For more than ~10 users at a time, bulk import is the right tool. You'll use it for:
- One-time migrations from another auth platform.
- Periodic syncs from your HR system (better long-term: SCIM, but bulk works for quarterly bulk catch-up).
- Loading test data into a staging tenant.
Two formats
Section titled “Two formats”CSV (recommended for human-driven imports)
Section titled “CSV (recommended for human-driven imports)”The familiar spreadsheet shape. The platform's CSV importer has a click-to-map step where you tell it which column is email, which is name, which is password, etc. Forgiving about extra columns.
Users → Bulk import → CSV. Upload; map; review; confirm.
The default expected columns are: email, name, given_name, family_name, password, email_verified, password_must_be_reset, groups (comma-separated group names), plus any custom-attribute columns matching your tenant's schema.
NDJSON (recommended for programmatic imports)
Section titled “NDJSON (recommended for programmatic imports)”One JSON object per line; one user per line. Streamed up to the platform; processed as it arrives. Better for large imports (tens of thousands) because nothing's buffered in memory.
Users → Bulk import → NDJSON. Paste or upload.

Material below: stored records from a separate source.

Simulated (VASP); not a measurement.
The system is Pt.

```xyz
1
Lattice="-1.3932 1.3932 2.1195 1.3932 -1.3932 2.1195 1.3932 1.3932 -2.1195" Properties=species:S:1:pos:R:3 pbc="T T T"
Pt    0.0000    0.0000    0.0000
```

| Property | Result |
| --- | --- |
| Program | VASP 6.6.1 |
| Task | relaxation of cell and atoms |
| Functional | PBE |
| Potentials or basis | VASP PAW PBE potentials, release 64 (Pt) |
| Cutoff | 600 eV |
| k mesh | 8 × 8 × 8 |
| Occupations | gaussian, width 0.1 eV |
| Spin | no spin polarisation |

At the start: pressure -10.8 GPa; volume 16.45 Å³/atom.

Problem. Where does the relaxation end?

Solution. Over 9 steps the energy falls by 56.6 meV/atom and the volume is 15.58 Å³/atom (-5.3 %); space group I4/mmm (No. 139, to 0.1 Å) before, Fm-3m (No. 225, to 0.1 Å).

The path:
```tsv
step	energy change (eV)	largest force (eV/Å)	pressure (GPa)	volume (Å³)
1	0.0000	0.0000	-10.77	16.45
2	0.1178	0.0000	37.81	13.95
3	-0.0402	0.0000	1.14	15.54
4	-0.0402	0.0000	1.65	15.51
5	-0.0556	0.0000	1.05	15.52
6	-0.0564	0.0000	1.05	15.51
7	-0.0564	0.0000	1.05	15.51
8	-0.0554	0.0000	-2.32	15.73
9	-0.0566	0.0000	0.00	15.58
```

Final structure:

{"email":"anita@cymmetri.com","name":"Anita Singh","groups":["Engineering"]}{"email":"bob@cymmetri.com","name":"Bob Lee","groups":["Engineering","Beta Testers"]}{"email":"carol@cymmetri.com","name":"Carol Patel","custom_attributes":{"department":"Finance"}}Programmatic clients (a script piping output from your HR system) usually emit NDJSON directly.
Per-row fields
Section titled “Per-row fields”| Field | Required | Notes |
|---|---|---|
email | yes | Unique within the tenant. RFC 5321/5322 validated. |
name | no | Display name. Splits into given/family if you supply just name. |
given_name / family_name | no | Override the split if you supply them explicitly. |
password | no | If absent, the user is created without a password identity. They sign in via invitation or SSO. |
email_verified | no, defaults false | Set true if you trust the email source (e.g., migrating from a verified system). |
password_must_be_reset | no, defaults false | Set true if the password you supply is temporary. |
groups | no | Array of group names (existing groups; unknown names fail the row). |
custom_attributes | no | Map of arbitrary key-value pairs matching the tenant's custom-attribute schema. |
locale | no | IETF tag. Defaults to tenant default. |
Any field on the user record schema is acceptable in custom_attributes. Unknown top-level fields are rejected.
How the import runs
Section titled “How the import runs”- The platform parses the file. Validation errors at this stage stop the whole import (e.g., malformed JSON in NDJSON, missing required columns in CSV).
- If parsing succeeds, the platform creates a job and shows you a progress UI. You can leave the page; come back; the job runs in the background.
- Each row is applied atomically. If a row fails (e.g., email already exists, password fails policy, group not found), the row is skipped; the rest continue.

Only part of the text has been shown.